The Cost of Missed Flights for San Diego Executives — A Data-Backed Analysis
For most travelers, missing a flight is a frustration. For executives, board members, and senior leaders operating from San Diego — particularly those connecting through SAN to East Coast or international meetings — a missed flight is operationally different. It cascades into rescheduled deals, deferred board decisions, and the small set of meetings whose value derives entirely from the timing they require.
This article puts published, verifiable numbers behind that category of cost. It draws on Bureau of Labor Statistics chief-executive wage data, the post-2020 airline change-fee landscape, TSA arrival guidance, and the operating context of San Diego International Airport. Where the available evidence does not extend to a precise figure, the article is explicit about the difference between cited fact and analytical inference.
The Executive Compensation Floor for Lateness Cost
According to the U.S. Bureau of Labor Statistics Occupational Outlook Handbook, based on May 2024 OEWS data, the median annual wage for chief executives (occupation code 11-1011) was $206,420. The lowest 10 percent earned less than $73,710, and the highest 10 percent earned more than $239,200. C-suite compensation at large enterprises in technology, biotech, finance, and defense commonly exceeds the BLS median substantially — the BLS figure represents the population median across all chief-executive roles, not the upper-tier subset.
Translated to a working-hour rate, the BLS median implies an opportunity cost of approximately $99/hour at the median executive level. Senior executives in higher-compensation industries and tiers report substantially higher figures.

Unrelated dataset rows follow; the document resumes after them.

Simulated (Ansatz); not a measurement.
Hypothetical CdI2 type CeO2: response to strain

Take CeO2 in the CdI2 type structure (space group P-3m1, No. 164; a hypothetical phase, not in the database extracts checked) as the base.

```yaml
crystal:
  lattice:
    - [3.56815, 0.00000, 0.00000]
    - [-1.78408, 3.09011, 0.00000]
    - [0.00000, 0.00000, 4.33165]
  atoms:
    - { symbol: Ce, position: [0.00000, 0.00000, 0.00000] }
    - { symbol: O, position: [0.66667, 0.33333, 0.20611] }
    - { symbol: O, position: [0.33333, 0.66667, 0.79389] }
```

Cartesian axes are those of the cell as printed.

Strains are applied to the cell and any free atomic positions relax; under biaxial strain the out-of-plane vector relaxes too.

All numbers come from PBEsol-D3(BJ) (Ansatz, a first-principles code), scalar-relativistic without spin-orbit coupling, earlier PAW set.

A four-hour delay caused by a missed flight, valued purely on the executive's compensation rate, represents roughly $400 at the BLS median — before any of the meeting-specific or downstream-coordination costs are accounted for. That is the floor. The ceiling is determined by what the missed meeting itself was meant to accomplish.
Note: Indirect costs of a missed meeting (deferred decisions, missed board attendance, missed counterparty timing) are commonly observed but are not the subject of standardized published research. Their magnitude is highly situation-specific.
The Direct Cost: Change Fees and Replacement Fares Today
The U.S. domestic airline change-fee landscape changed materially in 2020. According to NPR reporting from August 2020, United Airlines announced on August 30, 2020 that it was permanently eliminating change fees on most domestic standard-economy and premium tickets. Delta and American Airlines matched the move on August 31, 2020. The AFAR Magazine summary documents the major-carrier landscape.
Important constraints on that elimination:
- Basic Economy fares are excluded from the permanent change-fee elimination on all three carriers
- International policy varies by carrier and route, and is generally less generous than the domestic policy
- Travelers remain responsible for fare difference between the original ticket and the replacement flight, which is frequently the larger cost when changing on short notice
The fare-difference component is the larger direct cost in most missed-flight scenarios. Last-minute walk-up domestic fares typically run materially higher than advance-purchase fares for the same route — commonly multiples of the original ticket price. The exact multiple varies by route, carrier, fare bucket, and time of year, and is not a single published figure.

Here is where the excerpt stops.